- By David Slade [email protected]
- Oct 2, 2022
Delinquent tax sales, like this one in Charleston County in 2014, tend to attract lots of bidders. Bidders can end up owning the properties, or they can collect large interest payments if the previous owners reclaim them. File/Brad Nettles/Staff
SUMMERVILLE — The property Wendy Reed’s great-grandmother inherited in 1957 near downtown Summerville was sold in 2012 to pay a $112 delinquent property tax bill, and after years of fighting Dorchester County in court over it, Reed has conceded defeat.
A lawsuit that framed the sale as a civil rights issue ended this summer when the S.C. Court of Appeals upheld an earlier ruling in the county’s favor.
Former state lawmaker Thomas Limehouse, who bought Reed’s eighth-of-an-acre family property for $2,000 at a delinquent tax auction, was also a defendant.
Reed said she hopes to buy the property back from Limehouse, who said he’s been negotiating with the family.
The West Richardson Avenue property in Summerville at the heart of an 8-year lawsuit over how Dorchester County handles heirs’ properties in delinquent tax sales. The lawsuit was filed in 2014, the year this photo was taken. File/Leslie Cantu/Journal Scene
Reed’s lawyer Nancy Bloodgood had argued Reed should have been able to buy back the property before the county transferred it to Limehouse in 2014, but that she faced discrimination as a Black heirs’ property owner.
Bloodgood said Dorchester County refused to let Reed reclaim the tax-delinquent property because her name wasn’t on the deed. Heirs’ properties are those that have been handed down through families without the benefit of written wills or probate court, leaving them with tangled titles.
Reed’s case illustrates how delinquent tax sales are a particular challenge facing heirs’ property owners. People who lose a property through a delinquent tax sale have a year to reclaim it by paying back taxes, fees and interest, but those with heirs’ property face the challenge of proving it was their property to reclaim.

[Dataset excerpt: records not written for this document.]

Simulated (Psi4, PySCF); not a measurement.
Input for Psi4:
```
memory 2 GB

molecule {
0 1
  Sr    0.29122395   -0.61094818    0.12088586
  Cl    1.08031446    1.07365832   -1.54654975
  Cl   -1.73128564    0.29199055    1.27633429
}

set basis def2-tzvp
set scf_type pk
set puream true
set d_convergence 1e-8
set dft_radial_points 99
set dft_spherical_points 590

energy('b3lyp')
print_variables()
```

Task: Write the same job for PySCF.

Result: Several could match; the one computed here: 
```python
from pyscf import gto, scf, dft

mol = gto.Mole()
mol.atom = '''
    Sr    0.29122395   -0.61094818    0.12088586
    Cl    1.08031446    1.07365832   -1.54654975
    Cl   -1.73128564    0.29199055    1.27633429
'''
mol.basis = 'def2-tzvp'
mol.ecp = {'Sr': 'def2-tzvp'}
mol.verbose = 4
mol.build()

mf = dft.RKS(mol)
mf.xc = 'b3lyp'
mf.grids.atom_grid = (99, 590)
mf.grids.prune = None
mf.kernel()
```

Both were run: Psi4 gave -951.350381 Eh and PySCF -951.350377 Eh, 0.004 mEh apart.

“I never understood the problem with living on heirs’ property,” said Reed, who raised a son and daughter in her manufactured home on West Richardson Avenue. She continued living there with her husband and three grandchildren while the court case played out.
“I never knew it was so easy to lose property like that,” Reed said.
As one heir of the deceased former owners of the land, Reed owned 1/75th of the property, but none of that was legally recorded. It’s not an uncommon situation in South Carolina, particularly in Black communities.